Zionists Call for “exodus from Poland;” Government Agrees to Ease Border Controls

Polish Zionist organizations have decided to proclaim an “Exodus from Poland” in view of the persistent anti-Semitic violence throughout the country, which is being intensified as opposition parties launch their campaigns for the forthcoming parliamentary elections.

In revealing their decision to the government, the Zionist leaders asked the authorities to open the frontiers to Jews desiring to leave the country. The government has acceded to their request and has promised to instruct border guards to permit Jews to cross the frontiers freely within a specified one-month period.

Jewish Communists are opposing the exodus of Jews, while the Jewish Socialist Bund decided to give its members a free hand. The decision of the Zionist groups has not been made public either in the Jewish or in the Polish press, but Jews in Lodz and in other cities somehow got wind of it before it was even disclosed to the government, and thousands of them are now making ready to emigrate.

AUTHORITIES WILLING TO PERMIT EXIT OF 3,000 JEWS DAILY

The Polish authorities indicated that they would be willing to permit 3,000 Jews to leave daily during the one-month period. This would mean that 90,000 Jews could emigrate.

While no Jewish group is conducting organized emigration of adults from here, institutions caring for Jewish children are organizing units of Jewish orphans and are sending them, under special supervision, to various frontiers from where they cross into neighboring countries, for a temporary stay.

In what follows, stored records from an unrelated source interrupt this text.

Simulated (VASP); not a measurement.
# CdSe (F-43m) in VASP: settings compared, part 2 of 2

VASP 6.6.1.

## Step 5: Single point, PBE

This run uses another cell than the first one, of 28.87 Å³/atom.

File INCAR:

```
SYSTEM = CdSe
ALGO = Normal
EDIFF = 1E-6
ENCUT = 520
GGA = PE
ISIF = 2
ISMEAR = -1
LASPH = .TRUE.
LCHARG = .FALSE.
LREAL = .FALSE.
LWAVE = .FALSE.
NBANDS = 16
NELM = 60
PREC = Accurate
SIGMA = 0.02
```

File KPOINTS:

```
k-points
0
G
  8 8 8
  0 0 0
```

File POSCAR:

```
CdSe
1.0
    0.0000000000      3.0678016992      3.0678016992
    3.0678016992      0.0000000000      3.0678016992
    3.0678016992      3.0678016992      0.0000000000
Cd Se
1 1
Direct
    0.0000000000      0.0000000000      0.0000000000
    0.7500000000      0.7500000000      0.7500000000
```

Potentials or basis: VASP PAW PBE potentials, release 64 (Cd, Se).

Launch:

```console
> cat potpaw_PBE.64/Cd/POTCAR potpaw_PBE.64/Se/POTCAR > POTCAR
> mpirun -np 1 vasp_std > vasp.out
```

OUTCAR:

In Lodz, the largest Jewish center in Poland, groups of Jews can be seen passing through the streets with knapsacks on their shoulders, all walking in the direction of the Polish frontiers. Many Jews are giving up their jobs and leaving all their possessions and dwellings behind them, in order to reach the frontier in the shortest possible time

ZIONIST TRAINING CAMPS DISSOLVE; ALL MEMBERS EMIGRATE

Many of the Zionist training camps, most of which were in Lodz, are being dissolved, their members either having already crossed the frontiers into neighboring countries, or are getting ready to cross these frontiers.

A group of thirty Jewish writers and artists is leaving the country within a few days. They received visas permitting their immigration into Italy and other countries. Most of them had been repatriated from the Soviet Union during the last few months.

The Central Jewish Committee in Warsaw and its local branches throughout the country are unaffected by the mass-exodus. Leaders of the committee are continuing their work of planning economic relief for those Jews who may remain in Poland.